Widgets are small aplications that deliver information from the web or from your computer. Many software companies create widget frameworks these days: Yahoo acquired Konfabulator, Google has Google Desktop, Opera will have gadgets in Opera 9, Microsoft will include them in Windows Vista Sidebar, while Apple has an application for Mac OS X 10.4 called Dashboard. Let’s see how each company presents its widgets (Google and Microsoft call them gadgets).
The Yahoo! Widget Engine is an application that allows light-weight files called “Widgets” to live directly on a user’s desktop and perform a wide variety of tasks, such as checking for wi-fi presence or strength, finding contacts in an address book, viewing a user’s calendar, or checking their latest e-mail. Widgets are built on an open platform, which allows any third party developer to build and distribute their own widgets.
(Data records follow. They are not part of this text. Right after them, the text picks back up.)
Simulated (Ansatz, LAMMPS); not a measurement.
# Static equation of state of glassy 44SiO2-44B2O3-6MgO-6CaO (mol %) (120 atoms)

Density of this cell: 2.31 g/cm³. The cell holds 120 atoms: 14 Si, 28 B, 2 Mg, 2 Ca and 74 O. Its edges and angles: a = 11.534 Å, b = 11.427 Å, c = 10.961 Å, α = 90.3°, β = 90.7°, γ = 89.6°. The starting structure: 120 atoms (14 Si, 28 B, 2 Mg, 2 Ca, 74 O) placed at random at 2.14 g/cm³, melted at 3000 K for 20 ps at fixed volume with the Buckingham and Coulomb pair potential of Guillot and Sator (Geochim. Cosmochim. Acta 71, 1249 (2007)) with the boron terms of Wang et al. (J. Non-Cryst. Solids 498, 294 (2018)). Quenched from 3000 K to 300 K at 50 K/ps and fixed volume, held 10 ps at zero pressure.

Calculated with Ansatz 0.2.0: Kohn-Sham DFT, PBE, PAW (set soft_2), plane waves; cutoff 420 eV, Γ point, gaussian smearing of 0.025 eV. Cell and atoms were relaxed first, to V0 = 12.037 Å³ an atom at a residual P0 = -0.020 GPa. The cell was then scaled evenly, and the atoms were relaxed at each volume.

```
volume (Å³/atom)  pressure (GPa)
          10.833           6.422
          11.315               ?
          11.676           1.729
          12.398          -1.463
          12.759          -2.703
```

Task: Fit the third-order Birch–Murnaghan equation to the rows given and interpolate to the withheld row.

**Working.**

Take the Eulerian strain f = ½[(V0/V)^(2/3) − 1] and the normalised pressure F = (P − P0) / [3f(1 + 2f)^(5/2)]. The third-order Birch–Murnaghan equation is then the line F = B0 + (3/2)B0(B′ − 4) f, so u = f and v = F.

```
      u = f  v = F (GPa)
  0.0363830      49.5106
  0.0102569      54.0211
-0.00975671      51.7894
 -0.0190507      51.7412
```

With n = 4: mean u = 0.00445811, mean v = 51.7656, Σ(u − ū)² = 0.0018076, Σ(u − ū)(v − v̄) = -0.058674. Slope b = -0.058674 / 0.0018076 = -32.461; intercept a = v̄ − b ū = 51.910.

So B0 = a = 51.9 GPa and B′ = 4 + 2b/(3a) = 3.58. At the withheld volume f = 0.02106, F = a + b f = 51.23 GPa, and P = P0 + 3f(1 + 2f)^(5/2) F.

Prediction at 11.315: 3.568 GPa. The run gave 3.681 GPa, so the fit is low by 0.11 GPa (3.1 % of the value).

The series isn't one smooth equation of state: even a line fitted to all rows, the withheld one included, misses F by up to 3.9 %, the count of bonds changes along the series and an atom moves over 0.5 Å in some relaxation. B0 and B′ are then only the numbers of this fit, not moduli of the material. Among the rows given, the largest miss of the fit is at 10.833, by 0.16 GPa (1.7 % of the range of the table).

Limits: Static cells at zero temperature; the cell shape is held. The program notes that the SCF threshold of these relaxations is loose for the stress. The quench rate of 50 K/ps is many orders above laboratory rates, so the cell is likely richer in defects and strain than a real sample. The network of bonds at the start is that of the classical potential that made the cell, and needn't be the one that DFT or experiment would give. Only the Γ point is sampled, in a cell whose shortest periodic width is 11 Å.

Opera Widgets are small web applications that run directly on a user’s desktop. With Opera Widgets you can quickly write small, focused applications that perform useful tasks. They can interact with online services such as news feeds, dictionaries or search engines. Widgets are self contained Web applications. They may define their own behaviors, and they may offer different levels of interraction. However, widgets will, in general, have a certain level of functionality.
Also announced today, Google Desktop 4 beta – available in English, French, Italian, German, Spanish, Dutch, and Brazilian Portuguese – offers another way for users to improve their search experience, by personalizing their desktops with the introduction of Google Gadgets. These gadgets are mini-applications that reside on users’ desktops and deliver a variety of personalized information such as games, media players, weather and news. Google Desktop can also recommend new gadgets and can automatically create a personalized homepage for users based on the subjects they frequently search and access.
Google currently has hundreds of gadgets users can add to their desktops and with the new Google Desktop Gadgets API, developers can easily create and share their own gadgets with other users.
Gadgets are a new category of mini-application designed to provide information, useful lookup, or enhance an application or service on your Windows PC or the Web. Examples might include a weather gadget running on your desktop or on your homepage, an RSS Gadget that pulls in your favorite feeds, or an extension of a business application providing just-in-time status on the pulse of your business.
Gadgets for Windows Sidebar will run on your desktop or dock into Windows Sidebar, an upcoming feature in Windows Vista alongside other applications. Desktop Gadgets can developed using Windows Presentation Foundation, DHTML/Atlas, and even ActiveX controls. The beauty of Desktop Gadgets is that they are visually and programmatically rich – scaling from vector-based graphics and managed code to standard techniques you’d use for the Web.